This is not exactly a NEW project, just one that I keep going back to when I need opportunities for some small sense of accomplishment. First, of course, I have to make a list so I have something to check off. Then I have to update my voluminous notes files. I have a lot of notes on how to get rid of stuff, which probably tells you how often I start and restart this same project. Then comes the not so fun part, pulling things out of closets and back rooms and garages, vacuuming off the dust, and sorting it into boxes. Then matching it up with the notes. Is this:
- Something that somebody else might conceivably want?
- Recyclable trash?
- Ordinary trash?
- Hazardous waste?
Today was Hazardous Waste Day #2. You'd be surprise how many things turn out to be Hazardous Waste. Old landline telephones, for instance. NOBODY wants them, even electronic recycling places. I found one electronics recycler online (Techdump, not recommended) that would take them (reluctantly) for a purportedly small fee ($.50/lb). But it was a bait and switch - when I got there they wanted $10 PER PHONE, and I had a box of 5 or 6. So I drove to the nearest Hennepin County Hazardous Waste Dropoff facility, which was Brooklyn Park because I was already way the hell up in the northwest corner of the metro, and they took them for free. Once I got there, it was quick and easy - no line at all. And kind of attractively located in the midst of a pretty patch of prairie, so that was nice.

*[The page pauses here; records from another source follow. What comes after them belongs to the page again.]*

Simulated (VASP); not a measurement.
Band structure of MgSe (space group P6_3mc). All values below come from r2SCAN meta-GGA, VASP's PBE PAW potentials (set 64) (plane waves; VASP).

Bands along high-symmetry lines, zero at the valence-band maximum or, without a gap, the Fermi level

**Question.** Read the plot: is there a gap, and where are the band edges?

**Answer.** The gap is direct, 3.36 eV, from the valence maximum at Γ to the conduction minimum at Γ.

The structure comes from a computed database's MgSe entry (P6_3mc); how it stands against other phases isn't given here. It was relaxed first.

But that was actually Hazardous Waste Day #1, a week ago. Today I was focused on the most dire of all hazardous household waste,
fluorescent light bulbs. There was a box of 4-foot fluorescent tubes in the garage when we bought the house 35 years ago, and today I finally got rid of them, along with 2 or 3 burned out Compact Fluorescents (CFLs). BTW, did you know that you can't throw CFLs in the trash because they contain mercury? Somehow that aspect is rarely mentioned when eco-activists are urging you to replace all your lightbulbs with CFLs. Even LED bulbs have something sinister in them and are supposed to be recycled as hazardous waste. Just in case you didn't know. Anyway, the amazingly accommodating Minneapolis Residential Recycling Program (which takes old CRT TV sets!) will not take them. And not even the South Transfer Station (which takes tires!). So it's off to the Hazardous Waste Depot with the light bulbs.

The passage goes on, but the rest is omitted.